Monday, July 14, 2008

Linden

"If there are words for all the pastels in a hue––the lavenders, mauves, fuchsias, plums, and lilacs––who will name the tones and tints of a smell? It's as if we were hypnotized en masse and told to selectively forget. It may be too, that smells move us so profoundly, in part, because we cannot utter their names. In a world sayable and lush, where marvels offer themselves up readily for verbal dissection, smells are often right on the tip of our tongues––but no closer––and it gives them a kind of magical distance, a mystery, a power without name, a sacredness."
(Diane Ackerman, A Natural History of the Senses)

I have always been a person made drunk by his senses. Perhaps that's why I write. A vast portion of this life has been spent merely standing witness to the world around me, whether watching it with my eyes, recording the tones and cadence of it with my ears or breathing it in. We are all consumed by our senses--we could not function without them––but I believe that very few of us are as enslaved to them as I have been.

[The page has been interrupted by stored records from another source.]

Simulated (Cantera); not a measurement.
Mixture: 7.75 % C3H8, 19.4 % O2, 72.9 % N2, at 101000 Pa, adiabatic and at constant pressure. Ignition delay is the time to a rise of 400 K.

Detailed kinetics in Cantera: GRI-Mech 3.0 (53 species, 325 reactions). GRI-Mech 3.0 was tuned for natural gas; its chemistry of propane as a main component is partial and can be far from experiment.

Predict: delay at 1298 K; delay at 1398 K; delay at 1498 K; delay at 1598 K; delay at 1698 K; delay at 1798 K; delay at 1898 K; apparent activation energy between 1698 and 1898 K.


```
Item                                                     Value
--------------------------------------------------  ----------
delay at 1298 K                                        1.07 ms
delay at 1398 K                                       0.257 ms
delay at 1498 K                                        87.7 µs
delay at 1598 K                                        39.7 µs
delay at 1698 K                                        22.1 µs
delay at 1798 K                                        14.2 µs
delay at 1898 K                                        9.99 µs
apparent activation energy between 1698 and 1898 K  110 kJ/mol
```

No one wants to choose which of his or her senses they could do without, but if I had to pick a favorite, the one that holds the most significance in my life, it would be scent. My days are comprised of Scent Chapters, from the smell of Ken's breath on the pillow next to me when I wake up in the morning to the scent of his hair on the same pillow when I fall asleep. I would be lost without my eyes or my ears, but I would be hopeless without my nose. The place in our brains which registers odors is right next door to the place which helps facilitate our memory, which is why a fleeting wave of perfume or an autumn afternoon can conjure vivid memories of days passed. With the exception of several months in college, I have a pretty sharp memory and I attribute it not only to my sense of smell but my appreciation and dedication to it.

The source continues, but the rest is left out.